Open RavanJAltaie opened 1 month ago
Recipe created https://farm.openzim.org/recipes/shamela.ws_ar_all I'll update the library link once ready. I already sent them an email to double check if any of the books in the library has a copyright.
We've received an answer from the team that all the books in the website are more than 100 years old. In 20 years (their operation time) they've received only 2 claims of books copyrights and they've deleted the books immediately as per their website policy.
is that means it won't get crawled?! I have requested a zim file related to this website here[#986] I think it's public domain. could this be made?
@hamoudak no no, this means we're good. You can follow the task on the link given above.
thank you, it's an valuable website for reading and studying. sorry I was confused, so their website policy to be free.
After 3 days, crawler progress is 3% (100753 / 2859505). 2.8 million links to explore is way too much. I cancelled the task and disabled the recipe. We need to find another way of ZIMing this website, this is not feasible with zimit, at least as-is.
@benoit74 could my request [#986] be created; its one of five archives related to this domain, or I have to wait for some reason.
Also, I may suggest for the library to continue scraping it with Zimit but to be divided into 40 categories as it is on the website or to be divided by your side.
The idea of dividing the ZIM per category as on the website is a good one.
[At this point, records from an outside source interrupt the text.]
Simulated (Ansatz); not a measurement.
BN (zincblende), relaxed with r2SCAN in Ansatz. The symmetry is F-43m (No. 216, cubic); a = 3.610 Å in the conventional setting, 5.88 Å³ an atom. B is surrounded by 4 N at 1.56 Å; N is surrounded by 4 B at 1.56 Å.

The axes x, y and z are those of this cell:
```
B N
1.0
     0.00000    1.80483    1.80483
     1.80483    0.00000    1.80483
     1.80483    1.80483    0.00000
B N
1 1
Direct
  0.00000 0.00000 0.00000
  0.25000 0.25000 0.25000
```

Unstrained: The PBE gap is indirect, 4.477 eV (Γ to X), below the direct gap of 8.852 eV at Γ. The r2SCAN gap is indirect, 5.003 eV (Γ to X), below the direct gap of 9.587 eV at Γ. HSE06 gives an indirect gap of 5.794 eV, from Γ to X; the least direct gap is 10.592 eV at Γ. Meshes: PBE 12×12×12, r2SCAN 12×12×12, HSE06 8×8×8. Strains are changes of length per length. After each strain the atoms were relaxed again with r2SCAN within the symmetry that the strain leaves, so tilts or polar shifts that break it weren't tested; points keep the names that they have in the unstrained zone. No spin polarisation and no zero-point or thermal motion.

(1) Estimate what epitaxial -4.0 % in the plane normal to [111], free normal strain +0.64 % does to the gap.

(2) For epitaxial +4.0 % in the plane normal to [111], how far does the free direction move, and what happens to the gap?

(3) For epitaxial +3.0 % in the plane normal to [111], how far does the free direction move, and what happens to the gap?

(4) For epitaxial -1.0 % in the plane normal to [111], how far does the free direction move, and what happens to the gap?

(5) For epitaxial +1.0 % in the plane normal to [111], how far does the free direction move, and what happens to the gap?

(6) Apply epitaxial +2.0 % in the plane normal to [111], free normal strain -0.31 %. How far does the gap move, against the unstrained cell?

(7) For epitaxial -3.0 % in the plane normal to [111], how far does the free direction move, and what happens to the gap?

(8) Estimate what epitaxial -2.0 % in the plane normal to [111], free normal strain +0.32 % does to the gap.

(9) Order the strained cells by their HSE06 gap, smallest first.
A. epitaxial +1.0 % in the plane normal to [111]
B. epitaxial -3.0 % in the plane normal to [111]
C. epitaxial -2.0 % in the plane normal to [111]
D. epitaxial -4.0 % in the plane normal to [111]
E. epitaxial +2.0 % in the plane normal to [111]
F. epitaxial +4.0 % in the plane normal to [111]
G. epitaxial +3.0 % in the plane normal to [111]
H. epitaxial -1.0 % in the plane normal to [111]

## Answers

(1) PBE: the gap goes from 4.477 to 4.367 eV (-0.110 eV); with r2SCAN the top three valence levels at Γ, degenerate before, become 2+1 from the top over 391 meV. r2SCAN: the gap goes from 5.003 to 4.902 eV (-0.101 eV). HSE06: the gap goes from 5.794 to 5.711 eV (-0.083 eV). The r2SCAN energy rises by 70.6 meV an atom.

And looking a bit more into it, I don't get why we ended-up with 2M links.
Anyway, I've started a first sub-recipe of category 34: https://farm.openzim.org/recipes/shamela.ws_ar_34
In this new recipe, ZIM name, title and description are very bad, this will have to be fixed, but at least let's see how it goes.
I can give you the names of these categories in arabic ; I know arabic very well. this category called: [ al-shir-wa-dawawinu] poetry diwans. arabic : الشعر ودواوينه
why it ended with millions of pages; beacuse there are some books has many volumes like dictionaries, literature, explanations and interpreting quran. in addition to this there is a category called : sunna books (category/6) , most of this one has many links due to each page may have just two lines of text or one for a big book, so it ends eventually with many links.
why it ended with millions of pages; beacuse there are some books has many volumes like dictionaries, literature, explanations and interpreting quran. in addition to this there is a category called : sunna books (category/6) , most of this one has many links due to each page may have just two lines of text or one for a big book, so it ends eventually with many links.
OK, so what I did for [ al-shir-wa-dawawinu] peotry diwans
is not going to work for all categories. I basically asked to explore only links listed in the category page, so if I understand you well, it will explore only the books but not their volumes.
If I get you correctly, what we would like is tell the scraper to:
For instance, for https://shamela.ws/category/4, we want the book https://shamela.ws/book/23622 but also https://shamela.ws/book/23622/1, https://shamela.ws/book/23622/2 and so on, and also https://shamela.ws/author/263 ; and so on for all other books of the category.
Is this correct? Do we have other links / pages which would be needed in each ZIM per category?
All that being said, I don't know yet how to do it with zimit, but at least it is important to understand what we would like to achieve ^^
I can give you the names of these categories in arabic ; I know arabic very well. this category called: [ al-shir-wa-dawawinu] peotry diwans. arabic : الشعر ودواوينه
Glad you can help on this, thank a lot. Once we have a working plan, I will come back to you about what we need precisely.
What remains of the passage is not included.